This math game teaches children about the order of operations and how to write simple and complex math equations using addition, subtraction, multiplication, and division.
We're Scrabble fans, so we enjoy playing 'SMATH. Since the tiles are kept in a storage bag, it's easy to set up, and cleanup is a breeze.
- Easy to set up and cleanup.
- Easily adaptable for younger players.
- Makes learning how to write basic equations fun.
The tiles come attached in sheets, so they have to be broken apart before the game can be played. It's not a big deal, but the breaks aren't very smooth, and some of the pieces will have bits sticking out. This doesn't effect the educational value of the game by any means, though. The biggest downside is that you cannot combine numbers (like 2 and 4 to make 24) so the largest number that can be played is 12. There are blank tiles, but this definitely puts a limit on what equations can be created.
- Leave out the brackets and multiplication and division signs to make the game easier for younger players.

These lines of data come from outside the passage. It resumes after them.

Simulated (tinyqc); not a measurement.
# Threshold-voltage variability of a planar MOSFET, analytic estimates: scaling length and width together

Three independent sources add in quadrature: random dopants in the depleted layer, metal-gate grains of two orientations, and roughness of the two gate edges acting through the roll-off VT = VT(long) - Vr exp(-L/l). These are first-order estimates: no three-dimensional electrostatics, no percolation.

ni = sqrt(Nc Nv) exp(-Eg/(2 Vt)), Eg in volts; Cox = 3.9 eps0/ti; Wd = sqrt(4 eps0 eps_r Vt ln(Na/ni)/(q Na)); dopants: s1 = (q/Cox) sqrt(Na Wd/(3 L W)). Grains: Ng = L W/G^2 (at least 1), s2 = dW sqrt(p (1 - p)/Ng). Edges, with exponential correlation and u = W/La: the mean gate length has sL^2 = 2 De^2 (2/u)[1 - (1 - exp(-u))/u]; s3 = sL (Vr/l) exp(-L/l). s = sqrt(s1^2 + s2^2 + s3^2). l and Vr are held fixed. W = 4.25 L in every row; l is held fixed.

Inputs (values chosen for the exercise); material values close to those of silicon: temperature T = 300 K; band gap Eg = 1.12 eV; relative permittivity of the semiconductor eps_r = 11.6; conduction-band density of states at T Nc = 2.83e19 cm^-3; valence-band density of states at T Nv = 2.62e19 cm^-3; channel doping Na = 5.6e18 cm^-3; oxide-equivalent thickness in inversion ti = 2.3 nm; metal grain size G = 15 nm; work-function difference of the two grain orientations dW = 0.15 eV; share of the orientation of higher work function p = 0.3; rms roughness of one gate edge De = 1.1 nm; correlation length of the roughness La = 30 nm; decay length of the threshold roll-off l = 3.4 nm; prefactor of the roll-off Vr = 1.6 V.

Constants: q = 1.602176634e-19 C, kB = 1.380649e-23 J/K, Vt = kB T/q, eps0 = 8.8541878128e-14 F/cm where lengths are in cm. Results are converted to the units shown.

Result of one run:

- You need to keep the equal signs and brackets separate from the others, so we recommend you store them separately, too.
- If the children playing are just being introduced to the order of operations, skip the scoring part and just have them take turns making equations.
We recommend 'SMATH to families homeschooling primary and middle school students. Since tiles can easily be omitted, it's easy to adjust the game for different levels of play. Younger players may need assistance.
This math game is great for introducing the order of operations and reinforcing basic math skills. Since it's easy to omit brackets, division signs, and multiplication signs, 'SMATH can be easily adapted for younger players.